Machine learning in credit scoring
Many financial institutes use scoring models to lower credit risk in credit appraisals, and in the granting and supervision of credit. Credit scoring models based on classical statistical theories are widely used. However, these models are less resilient when it comes to large amounts of data input; as a consequence, some of the assumptions in the classical statistics analysis fail. This influences the accuracy of prediction and of model generalizations. In this blog post, we will explain how machine learning can be used in credit scoring to achieve a more accurate scoring from large amounts of data.
According to a large number of empirical studies, machine learning techniques – along with other data-mining algorithms based on computational innovation and transformation – seem to perform better when fitting data and forecasting. Machine learning algorithms are designed to learn from large amounts of historical data and then make a forecast. Take the credit scoring for loans from retail banks as an example. The typical business process for the provision of a loan service is: accept loan applications, evaluate the credit risk, make the decision on the granting of the loans, and supervise the repayment of principles and interests. Then problems may materialize, such as how to accelerate the credit appraisal process and how to supervise the repayment process and make adjustments in time once a possible defaulting has been detected.
To solve the above two problems, we could build two models during the loan origination process and the supervising process.
In the origination process, our research population consists of all the applicants who want to apply for loans. By using the historical data of application records, the model could be trained to judge whether a new applicant is sufficiently reliable to be granted the loan if the characteristic indicators of the applicant have been provided, such as their income, marital status, age, previous actions of default, etc.

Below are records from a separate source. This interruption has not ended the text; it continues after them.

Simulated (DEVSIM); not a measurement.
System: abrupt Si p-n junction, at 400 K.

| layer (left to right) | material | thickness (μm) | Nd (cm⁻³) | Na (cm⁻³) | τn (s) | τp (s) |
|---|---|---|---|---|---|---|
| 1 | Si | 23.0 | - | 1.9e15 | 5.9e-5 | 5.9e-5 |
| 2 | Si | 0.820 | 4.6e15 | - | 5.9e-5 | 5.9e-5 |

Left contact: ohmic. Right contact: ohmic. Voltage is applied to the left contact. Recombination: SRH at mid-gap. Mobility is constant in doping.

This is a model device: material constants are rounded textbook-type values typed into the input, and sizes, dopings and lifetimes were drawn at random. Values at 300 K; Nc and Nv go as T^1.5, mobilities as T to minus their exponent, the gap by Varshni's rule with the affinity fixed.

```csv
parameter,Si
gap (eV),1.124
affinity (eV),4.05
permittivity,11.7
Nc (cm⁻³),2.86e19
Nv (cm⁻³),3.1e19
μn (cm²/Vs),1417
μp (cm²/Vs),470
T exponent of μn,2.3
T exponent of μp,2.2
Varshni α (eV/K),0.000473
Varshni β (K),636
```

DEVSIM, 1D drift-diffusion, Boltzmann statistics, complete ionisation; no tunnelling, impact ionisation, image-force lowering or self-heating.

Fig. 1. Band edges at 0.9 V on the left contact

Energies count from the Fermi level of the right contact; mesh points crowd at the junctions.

In the supervising process, our research target is the successful applicant. By using the historical data of repayment records and the characteristics status of customers who have completed the entire loan process, we could train another model to make a judgment regarding whether or not this new customer has a large probability of defaulting; by observing the applicant’s repayment record for the first few payback periods and the change of characteristics, this model would make new adjustments based on the updated information. This automated process is more time efficient and accurate compared with the traditional ways.